Shares in the troubled group dived 17% on Tuesday as it revealed that pretax losses had almost tripled in the year to 31 March while sales had risen just 2.7% to £2.2bn.
THG, formerly known as The Hut Group, said it had faced higher prices for vital commodities including whey, a product in its sports nutrition business. It had also taken on one-off costs from cutting 2,000 jobs at ditched divisions including the specialist cycling site ProBikeKit. The group has written down the value of assets to reflect “more challenging global markets”.
The share price slump came after THG’s share price shot up 45% on Monday to 95.8p after it revealed a buyout approach from the private equity group Apollo.
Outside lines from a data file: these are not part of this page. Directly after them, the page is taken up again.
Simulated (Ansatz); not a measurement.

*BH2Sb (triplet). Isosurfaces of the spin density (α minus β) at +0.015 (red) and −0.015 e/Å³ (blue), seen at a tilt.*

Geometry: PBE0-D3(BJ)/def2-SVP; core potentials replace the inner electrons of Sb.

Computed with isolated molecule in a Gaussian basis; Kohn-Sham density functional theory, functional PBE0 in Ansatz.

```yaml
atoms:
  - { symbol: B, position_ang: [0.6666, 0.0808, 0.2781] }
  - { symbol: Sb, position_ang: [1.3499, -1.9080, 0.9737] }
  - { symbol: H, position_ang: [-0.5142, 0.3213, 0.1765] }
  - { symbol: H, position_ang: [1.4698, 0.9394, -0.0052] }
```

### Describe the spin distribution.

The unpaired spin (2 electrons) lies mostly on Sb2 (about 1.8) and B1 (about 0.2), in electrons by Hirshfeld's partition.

In its full-year update on Tuesday, the online shopping group, whose largest shareholder is its founder and chief executive, Matthew Moulding, gave no further details about the offer. It said on Monday that the approach was a “highly preliminary and non-binding indicative proposal”, and that there was no guarantee a firm offer would be made.
Moulding admitted that underlying profits was“not where we planned at the start of the year” and said this was “largely the result of our strategy to minimise the impact of inflation upon our customer base”.
“The challenging macro and inflationary environment required decisive action across the business with around £100m of efficiency savings delivered. A much-improved outlook on many key cost inputs gives us confidence in an improved financial performance as the year progresses.”